Andy Shaughnessy: Good to see you again, Julie. You did a class yesterday with Carl Schattke, and I saw you on a panel this morning. One thing I noticed was that, from your point of view, a lot of design problems that you see stem from a lack of communication—people not knowing where their boards are going to be built and if they're going into production overseas or not. Tell us a little about that.
Julie Ellis: I'm a field applications engineer, so I have to pay attention to all of the design details. The design details are based on fabrication capability. Every fabrication site has slightly different equipment, and different regions have different types of equipment. I have to pay attention to the process tolerances and the minimum design guidelines.
Since I also support quality problems, I'm going to see something that fails in the factory, with the customer, or an assembly if I don't design it right in the first place. My best way of approaching my customers is to be there with them upfront. I need to communicate with the customers and know what their plan is so we can design accordingly.
Shaughnessy: Last year, you jokingly, or half-jokingly, said that you always train your customers about what constitutes a good design and good data.
Ellis: Oh, yes. I think it is a matter of training customers because this is my area of expertise that I've spent a lot of time in, and they have different areas of expertise. Part of what I do is try to share with them how the processes work, why it's important, and that we need them to follow this design guideline. I think if you can train and educate customers to empathize with your position and capabilities, it makes them strive to create designs that are more of a match with our process capabilities.

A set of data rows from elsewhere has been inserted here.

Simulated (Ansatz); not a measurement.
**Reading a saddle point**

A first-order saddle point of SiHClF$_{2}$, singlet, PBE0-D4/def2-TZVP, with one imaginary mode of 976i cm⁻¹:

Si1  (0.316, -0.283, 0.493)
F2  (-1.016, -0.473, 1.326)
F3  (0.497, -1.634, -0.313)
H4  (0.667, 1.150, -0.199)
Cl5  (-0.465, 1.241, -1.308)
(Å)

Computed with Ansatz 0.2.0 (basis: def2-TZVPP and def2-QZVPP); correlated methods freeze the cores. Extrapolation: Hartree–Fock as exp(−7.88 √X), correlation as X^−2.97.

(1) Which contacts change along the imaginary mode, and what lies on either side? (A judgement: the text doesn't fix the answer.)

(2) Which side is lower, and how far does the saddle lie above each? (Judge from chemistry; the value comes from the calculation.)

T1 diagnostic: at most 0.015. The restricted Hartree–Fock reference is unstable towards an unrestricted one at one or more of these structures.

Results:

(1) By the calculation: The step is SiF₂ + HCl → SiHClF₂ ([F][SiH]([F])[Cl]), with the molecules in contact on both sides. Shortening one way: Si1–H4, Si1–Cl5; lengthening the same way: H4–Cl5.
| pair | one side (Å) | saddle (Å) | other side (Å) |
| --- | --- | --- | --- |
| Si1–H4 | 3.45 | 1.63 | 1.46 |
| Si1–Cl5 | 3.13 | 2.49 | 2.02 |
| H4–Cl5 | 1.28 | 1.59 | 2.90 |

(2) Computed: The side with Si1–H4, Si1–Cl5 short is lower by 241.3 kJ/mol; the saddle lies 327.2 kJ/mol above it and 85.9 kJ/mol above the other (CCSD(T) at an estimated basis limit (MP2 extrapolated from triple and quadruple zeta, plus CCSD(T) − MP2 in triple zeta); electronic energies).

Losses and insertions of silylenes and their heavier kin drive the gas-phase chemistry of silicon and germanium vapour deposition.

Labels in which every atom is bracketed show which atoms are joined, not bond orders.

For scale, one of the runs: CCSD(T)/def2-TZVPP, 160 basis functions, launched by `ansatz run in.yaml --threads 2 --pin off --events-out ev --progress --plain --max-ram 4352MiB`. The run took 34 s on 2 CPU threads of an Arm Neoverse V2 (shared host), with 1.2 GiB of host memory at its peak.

Shaughnessy: Everyone always recommends that designers should talk to their fabricator early in the design cycle, but designers tell me, "We don't know where the prototypes are going to be built. We don't know who's going to do it overseas. We do it in Gerber and ODB++, and it's gone.” Is that what you find, that they don't know where it's going to be built?
Ellis: For some of our existing customers, a lot of times the answer is no. The customer partners that we have now do know, but when we start getting calls from new customers and sales brings in new customers, a lot of times, they don't know. Many times, it's because they're a corporation that separates design, manufacturing, engineering from purchasing. We do that too. We have to limit the scope of responsibilities for people because we can't keep up. I'm on the engineering side of TTM, and there are times when I will say that I need to get the commercial and sales team involved in something like this because I don't have access to pricing. I think we're separated within our own organization, and customers have the same separation, but it hurts them worse when buyers are not necessarily purchasing the parts from the supplier that the design engineer may have designed with.
Shaughnessy: Right. That reminds me of one of those cases you had in your class with Carl. Somebody didn't realize that their board was going be going overseas and the design had geometries that the overseas manufacturer couldn't handle. You seem to have a never-ending supply of these horror stories.
Ellis: Yes, when you're in this kind of position, a lot of times you backtrack, trying to figure out what went wrong and correct problems from previous designs. For a long time, I seemed to get all of the horror stories. When I first started, if something went south, Julie got it because I was also supporting quality.
Shaughnessy: I laughed when you told the class you were like Mikey in the cereal commercial from the ‘70s.
Ellis: Yes, Mikey from the Life cereal commercials: "Let's get Mikey. He'll eat anything." But now it’s "Let's call Julie. She won't say no to anything." That was a really fun class. I think it went well. The audience was very engaged, and Carl is a good counterpart to me because he has a great mind for the global picture. I still tend to spend most of my world paying attention to the details to make sure that everything works out okay. We could banter back and forth about that.
Shaughnessy: Yeah, a lot of designers don't have that sort of circumspect view where you take all of these other things into account. I know you and Carl were at the show last year. Did you teach together last year too?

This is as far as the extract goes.